Whistleblower Sues UK Gov’t after being Sacked for Revealing Kabul Fall’s Chaos
By Staff, Agencies
A whistleblower who revealed Britain’s chaotic response to the fall of Kabul has said the civil service has become so dangerously politicized that officials who speak out risk being sidelined or sacked.
In remarks to the Guardian, Josie Stewart said her former colleagues felt their role was to protect ministers, some of whom were only interested in “looking good”, rather than working in the interests of the public.
The former senior official at the Foreign, Commonwealth and Development Office [FCDO] is now taking the government to court to test legal protections for whistleblowers amid concerns they are not sufficient to protect civil servants who share sensitive information in the public interest.
Stewart, who was head of illicit finance at the department, is challenging her dismissal with the Public Interest Disclosure Act after she was sacked for giving an anonymous interview to the BBC about the government’s handling of the chaotic Afghan withdrawal.
In her first interview since she lost her job, she said that the government’s Afghan withdrawal strategy had been shaped by political concerns back home, with ministers more focused on media coverage and “the political fallout” than saving lives.
Her intervention will increase the pressure on Dominic Raab, the foreign secretary at the time, who is currently fighting for his political career over bullying allegations, which he has denied. He was criticized for failing to return home from holiday in August 2021 when Afghanistan fell to the Taliban.
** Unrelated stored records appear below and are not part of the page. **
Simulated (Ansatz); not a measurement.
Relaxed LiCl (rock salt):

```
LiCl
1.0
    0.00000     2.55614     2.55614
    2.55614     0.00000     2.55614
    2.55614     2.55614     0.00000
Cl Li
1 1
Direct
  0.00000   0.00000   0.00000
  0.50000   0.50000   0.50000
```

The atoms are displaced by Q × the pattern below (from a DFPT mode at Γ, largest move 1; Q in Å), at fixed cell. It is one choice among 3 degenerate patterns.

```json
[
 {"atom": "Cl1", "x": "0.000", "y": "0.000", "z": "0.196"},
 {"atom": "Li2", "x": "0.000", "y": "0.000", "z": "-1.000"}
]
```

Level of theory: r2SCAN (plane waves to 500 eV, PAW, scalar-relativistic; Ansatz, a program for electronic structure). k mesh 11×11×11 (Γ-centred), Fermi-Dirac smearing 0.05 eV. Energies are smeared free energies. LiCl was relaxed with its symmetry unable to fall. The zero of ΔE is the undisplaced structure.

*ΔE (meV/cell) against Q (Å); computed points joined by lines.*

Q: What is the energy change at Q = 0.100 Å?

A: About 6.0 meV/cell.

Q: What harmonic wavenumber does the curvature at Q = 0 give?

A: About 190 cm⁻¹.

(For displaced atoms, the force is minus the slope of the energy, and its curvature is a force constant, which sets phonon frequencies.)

Stewart, who worked for the FCDO for seven years, including two at the British embassy in Kabul, volunteered to work in the Whitehall crisis center when the Taliban took over. She suggested that ministers had not expected the public to care about evacuating locals who had helped the British.
Stewart, 42, who now works for the organization Transparency International, claimed that the civil service had been dangerously politicized since the Boris Johnson era and accused the cabinet secretary, Simon Case, of failing to stand up for officials.
“I increasingly saw senior officials interpreting their role as doing what ministers say and providing protections to ministers. It was almost as if their first loyalty [was] to their political leaders rather than to the public,” she said.
She cited the government’s failure to have a plan for evacuating Afghan nationals, such as translators or contractors, who had helped the British but weren’t eligible for the existing Afghan relocations and assistance policy [ARAP] scheme because they didn’t work directly for the UK.